However, Runsewe said 31 states had so far signed the law and appealed to the remaining five to do so without further delay.


He said: “A lot of our people have lost their cultural values and today, our youths in Nigeria have embraced the strange culture of other people across the globe and this is not in our interest.


“Only 31 states have signed the Child Rights Act. We are appealing to the remaining five states to domestic it and that is why those who engage in child abuse believe nothing will happen.


“I want to appeal to states that had yet to do the needful to do so now in the interest of the country.


“This is because constant child abuse could lead to criminality and other vices including terrorism and banditry. We are appealing to parents and teachers to give proper guidance to the youths.”


He also appealed to the Nigerian artistes, music video producers and the regulatory agencies to properly scrutinise them before they are released for public consumption.


Runsewe said: “The music is a form of influencing the opinion of the children. The easiest way to send a message is to go with music.


“The video music producers and artistes should be careful with what they are sending out. They often use half naked girls to promote their music. The message they are sending out is promoting immortality.”


The Chief Executive Officer of HOSEC Foundation, Ibukunoluwa Otesile, a counseling psychologist, said her organisation’s latest report on the impact of music videos on pornographic exposure and sexual abuse among adolescents in Nigeria would help policy makers to curb the scourge.


She said: “We did a research into the impact that pornography has in shaping the lives and behaviours of the adolescents considering the impact of musical videos.

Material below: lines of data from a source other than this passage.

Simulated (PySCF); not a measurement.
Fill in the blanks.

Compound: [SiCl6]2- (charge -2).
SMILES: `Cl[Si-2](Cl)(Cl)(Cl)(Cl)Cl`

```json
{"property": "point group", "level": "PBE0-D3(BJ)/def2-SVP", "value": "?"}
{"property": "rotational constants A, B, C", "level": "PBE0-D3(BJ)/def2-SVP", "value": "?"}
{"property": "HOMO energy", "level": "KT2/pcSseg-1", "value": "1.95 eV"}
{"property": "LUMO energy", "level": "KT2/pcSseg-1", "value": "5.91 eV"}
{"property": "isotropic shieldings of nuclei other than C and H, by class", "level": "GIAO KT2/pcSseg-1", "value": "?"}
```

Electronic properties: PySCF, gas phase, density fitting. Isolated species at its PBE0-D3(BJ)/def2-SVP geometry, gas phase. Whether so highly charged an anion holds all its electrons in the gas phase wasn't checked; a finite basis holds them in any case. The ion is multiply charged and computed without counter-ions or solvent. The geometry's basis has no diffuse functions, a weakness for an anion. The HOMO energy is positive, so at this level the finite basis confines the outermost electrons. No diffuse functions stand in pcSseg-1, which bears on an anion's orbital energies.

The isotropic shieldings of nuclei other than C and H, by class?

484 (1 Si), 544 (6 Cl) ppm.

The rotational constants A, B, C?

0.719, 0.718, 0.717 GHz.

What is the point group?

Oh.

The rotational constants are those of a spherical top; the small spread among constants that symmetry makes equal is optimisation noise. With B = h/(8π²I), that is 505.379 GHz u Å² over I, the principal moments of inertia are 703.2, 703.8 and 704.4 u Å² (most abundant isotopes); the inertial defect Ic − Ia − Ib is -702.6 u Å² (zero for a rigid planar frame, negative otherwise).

“We may not have control over musical videos from foreign countries but we should allow charity to begin at home by ensuring that what we have here don’t send wrong signals to our children and youths.


“We will use the outcome of our research to hold appropriate institutions accountable. We will send it to state and non state actors as it concerns child protection would be brought in.”


Representatives from UNIFEC in Nigeria, Federal Ministry of Women Affairs, Performing Musicians Association of Nigeria, National Orientation Agency among other stakeholders, attended the event.